Easter Bunny Dead in Bizzare Hunting Accident

Photo/Associated Press

AP Sportswriter

STONECREST, PA (AP) – Well kids, enjoy that basket you just got and try and make that candy last for a good, long time.

Two hunters, identified only as “Jerry and Bob”, called the Guinness Book of World Records yesterday to let them know that they just “bagged the biggest f**king rabbit we’ve ever seen”.

The Guinness people realized immediately what happened and notified the police.

The victim was identified as Peter J. Cottontail (672 C.E. – 2004 C.E.), a large supernatural rabbit/human hybrid known and loved by children the world over as “The Easter Bunny”. Cottontail was pronounced dead on the scene FROM shotgun wounds to his chest and abdomen.

Police have held the two hunters on charges of man(-rabbit hybrid)slaughter, hunting without a license, hunting out of season, criminal tresspassing, and “typical redneck stupidity”.

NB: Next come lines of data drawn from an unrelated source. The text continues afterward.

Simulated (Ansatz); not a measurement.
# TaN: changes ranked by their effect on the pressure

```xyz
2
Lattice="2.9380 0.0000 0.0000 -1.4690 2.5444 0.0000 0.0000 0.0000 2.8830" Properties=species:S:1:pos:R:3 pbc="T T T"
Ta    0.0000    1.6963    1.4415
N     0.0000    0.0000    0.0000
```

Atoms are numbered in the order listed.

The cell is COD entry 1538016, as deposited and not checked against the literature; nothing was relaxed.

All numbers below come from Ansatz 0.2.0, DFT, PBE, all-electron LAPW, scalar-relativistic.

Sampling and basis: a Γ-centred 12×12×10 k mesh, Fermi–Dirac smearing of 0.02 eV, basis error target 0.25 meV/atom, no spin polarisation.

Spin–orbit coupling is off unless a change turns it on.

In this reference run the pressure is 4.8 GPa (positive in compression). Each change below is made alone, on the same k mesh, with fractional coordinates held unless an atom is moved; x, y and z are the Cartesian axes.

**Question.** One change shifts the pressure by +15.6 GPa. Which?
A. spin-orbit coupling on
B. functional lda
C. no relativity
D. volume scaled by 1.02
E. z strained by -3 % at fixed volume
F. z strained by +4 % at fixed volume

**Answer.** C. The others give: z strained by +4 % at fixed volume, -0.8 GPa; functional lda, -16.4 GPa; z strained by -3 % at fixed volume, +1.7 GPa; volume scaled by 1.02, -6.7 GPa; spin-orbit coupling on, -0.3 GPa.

Police report that these two men were arrested back in January, 2000, when they locked their friend up in a Y2K Shelter for nearly two weeks and led him to believe the world was destroyed.

Charges were never filed when it was discovered by a court-appointed psychiatrist that the men had an I.Q. of 85…


3 thoughts on “Easter Bunny Dead in Bizzare Hunting Accident

  1. Well! I guess that means the end of Easter as we know it… I think I’ll celebrate…

    I wonder if those two can be hired to take out Santa?